The Supreme Court on Wednesday declined to pause proceedings in the KG-basin gas migration dispute after Reliance Industries Limited and two foreign firms urged the bench to halt the hearing pending the outcome of mediation with the Centre. The court said parties may inform it of any mediation outcome but made clear the hearing would continue.
What happened in court
RIL and two unnamed foreign companies told the Supreme Court they intended to write to the Central government seeking mediation in the long-running KG-basin gas migration dispute. On the basis of this, they urged the court to stay the ongoing proceedings until mediation produced a result.
Attorney General R Venkataramani opposed the request, urging the Supreme Court to press on with the hearing rather than yield the floor to a parallel mediation process. The court sided with the Attorney General’s position — declining to halt proceedings while leaving open the channel for parties to report back if mediation advances.

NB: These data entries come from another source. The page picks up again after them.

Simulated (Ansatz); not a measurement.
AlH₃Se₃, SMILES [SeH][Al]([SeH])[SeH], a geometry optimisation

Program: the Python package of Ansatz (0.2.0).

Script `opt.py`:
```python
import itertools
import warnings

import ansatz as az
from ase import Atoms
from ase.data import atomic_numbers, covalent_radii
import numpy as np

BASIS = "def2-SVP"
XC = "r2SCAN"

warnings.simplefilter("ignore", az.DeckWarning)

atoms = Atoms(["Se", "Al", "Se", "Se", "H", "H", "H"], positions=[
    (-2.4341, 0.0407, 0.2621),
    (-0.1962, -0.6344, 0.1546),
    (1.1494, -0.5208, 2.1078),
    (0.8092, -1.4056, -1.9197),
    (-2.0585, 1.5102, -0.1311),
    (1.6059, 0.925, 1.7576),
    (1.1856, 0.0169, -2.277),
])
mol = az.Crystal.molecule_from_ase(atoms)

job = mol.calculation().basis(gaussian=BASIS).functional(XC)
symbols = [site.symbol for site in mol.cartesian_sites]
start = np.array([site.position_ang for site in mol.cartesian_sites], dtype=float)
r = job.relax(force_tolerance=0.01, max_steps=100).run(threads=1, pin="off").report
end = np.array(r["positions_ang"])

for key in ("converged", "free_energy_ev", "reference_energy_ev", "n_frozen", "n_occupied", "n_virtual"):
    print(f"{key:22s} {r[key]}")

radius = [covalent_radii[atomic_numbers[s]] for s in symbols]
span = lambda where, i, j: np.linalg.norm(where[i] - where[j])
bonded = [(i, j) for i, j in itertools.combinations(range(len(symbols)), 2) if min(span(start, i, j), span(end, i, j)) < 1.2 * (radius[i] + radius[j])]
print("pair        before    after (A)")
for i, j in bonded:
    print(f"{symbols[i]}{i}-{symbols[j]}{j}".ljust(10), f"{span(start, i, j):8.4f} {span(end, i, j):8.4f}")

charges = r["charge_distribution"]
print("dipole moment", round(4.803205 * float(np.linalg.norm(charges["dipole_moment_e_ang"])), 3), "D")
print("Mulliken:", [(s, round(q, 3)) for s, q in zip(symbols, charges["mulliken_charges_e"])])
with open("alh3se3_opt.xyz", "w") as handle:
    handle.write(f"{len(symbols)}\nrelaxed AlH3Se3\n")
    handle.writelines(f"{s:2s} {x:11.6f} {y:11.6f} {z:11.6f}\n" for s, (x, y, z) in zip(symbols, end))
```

What the KG-basin dispute is about
The KG-basin gas migration dispute centres on allegations that RIL, operating the KG-D6 block off India’s eastern coast under a production sharing contract, extracted gas that had migrated from adjacent blocks operated by state-run Oil and Natural Gas Corporation. The dispute has been among the most consequential and protracted in India’s upstream energy sector, involving questions of contract interpretation, sovereign resource ownership, and the rights of PSC operators versus the state.
The case carries significant implications for how India’s upstream oil and gas contracts are interpreted — and for the broader investment environment in domestic energy exploration at a moment when India is under acute pressure to reduce import dependence given the Iran war-driven surge in oil prices.